“I am a woman, and I am a Latina. Those are the things that make my writing distinctive. Those are the things that give my writing power.”
Sandra Cisneros is a writer, best known for her first novel The House On Mango Street. She is regarded as a pioneer in Chicana, or Mexican-American, literature, and has received numerous awards for her writing which covers cultural hybridity, economic inequality, and feminism. Cisneros also received the National Medal of Arts from Barack Obama for her influential literary works, which have sold millions of copies. Later in her career, she established the Macondo’s Writer Workshop, which provides socially conscious writing workshops, and founded the Alfredo Cisneros Del Moral Foundation, which awards talented writers from Texas.

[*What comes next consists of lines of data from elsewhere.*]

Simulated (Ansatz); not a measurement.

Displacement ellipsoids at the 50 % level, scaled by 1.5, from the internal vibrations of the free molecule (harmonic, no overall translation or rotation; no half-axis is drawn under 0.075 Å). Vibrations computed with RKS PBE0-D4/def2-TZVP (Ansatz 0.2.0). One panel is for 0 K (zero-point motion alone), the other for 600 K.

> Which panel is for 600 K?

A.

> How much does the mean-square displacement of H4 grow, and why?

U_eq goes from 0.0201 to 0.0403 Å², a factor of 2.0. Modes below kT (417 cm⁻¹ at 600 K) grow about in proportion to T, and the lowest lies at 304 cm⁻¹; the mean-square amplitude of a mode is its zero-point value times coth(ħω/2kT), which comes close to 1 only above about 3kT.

Nationality: Mexican-American
Industry: Publishing
Q: What is it like knowing that this book is taught so widely in American schools today? – The Chicago Public Library
A: “I don’t take it personally. It has nothing to do with me, or with my book. The book is being taught because it is telling a story that has spiritual resonance at this time in history. It is serving a need, it is doing its healing, it is transmitting light, but I was just the conduit for that light, not the source. I am grateful that the timing was right for my labor to be recognized, and that the readers were ready to hear this story at this time. I am fortunate and blessed to be the flute, but I recognize and acknowledge I am not the music.”